India’s foreign currency reserves fell to about seven months of import cover at the end of March 2012 from eight and a half months at the end of September 2011, according to a Reserve Bank of India report.
Forex reserves were $294.4 billion as on March 30, 2012, from $311.5 billion at the end of September. Reserves were at a record high of $320.4 billion on October 28. The latest data, as of August 3, show reserves at $289.2 billion.
“The main reasons for (the) decline in foreign exchange reserves were intervention in the domestic foreign exchange market and the effect of revaluation,” RBI said.
India’s ratio of short-term debt to forex reserves rose to 26.6 per cent at the end of March from 23 per cent last September, the central bank added in its half-yearly foreign exchange reserves management report.
C Rangarajan, who heads the Prime Minister’s Economic Advisory Council, has suggested attention be paid to external payment obligations, beside the traditional import cover of three to four months.
“The ratio of volatile capital flows to the reserves increased from 68.3 per cent as at end-September 2011 to 79.9 per cent as at end-March 2012,” the RBI said.

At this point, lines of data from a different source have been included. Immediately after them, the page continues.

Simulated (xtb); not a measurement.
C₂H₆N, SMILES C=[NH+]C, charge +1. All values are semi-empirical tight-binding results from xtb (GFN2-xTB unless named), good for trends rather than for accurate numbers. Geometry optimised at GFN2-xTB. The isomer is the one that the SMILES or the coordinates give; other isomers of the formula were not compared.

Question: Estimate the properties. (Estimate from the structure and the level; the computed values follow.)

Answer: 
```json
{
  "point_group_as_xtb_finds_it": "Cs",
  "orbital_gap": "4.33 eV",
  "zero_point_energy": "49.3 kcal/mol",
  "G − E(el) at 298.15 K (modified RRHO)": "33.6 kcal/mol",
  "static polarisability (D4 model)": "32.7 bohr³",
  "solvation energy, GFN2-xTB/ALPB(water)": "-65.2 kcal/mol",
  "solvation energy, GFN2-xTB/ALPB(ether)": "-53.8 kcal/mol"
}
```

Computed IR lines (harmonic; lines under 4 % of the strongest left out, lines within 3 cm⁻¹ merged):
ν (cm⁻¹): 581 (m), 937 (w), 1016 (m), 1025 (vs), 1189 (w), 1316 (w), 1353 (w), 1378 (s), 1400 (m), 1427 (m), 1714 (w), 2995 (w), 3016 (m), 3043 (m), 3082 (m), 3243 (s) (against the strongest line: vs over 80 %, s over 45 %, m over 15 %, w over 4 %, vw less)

Referring to management of gold reserves, RBI said it held 557.75 tonnes of gold — about 9.2 per cent of foreign exchange reserves in value terms — at the end of March. Of these, 265.49 tonnes are held abroad in deposits and safe custody, with the Bank of England and the Bank for International Settlements (BIS). The foreign currency assets are invested in multi-currency, multi-asset portfolios. Of the total foreign currency assets of $260.1 bn, about $140.3 bn was invested in securities, $114.3 bn was deposited with other central banks, BIS and the International Monetary Fund.
The remaining $5.5 bn comprise deposits with foreign commercial banks and funds placed with external asset managers. The rate of earnings on foreign currency assets and gold decreased from 2.09 per cent in July 2009-June 2010 to 1.74 per cent in July 2010-June 2011, reflecting the generally low global interest rate environment.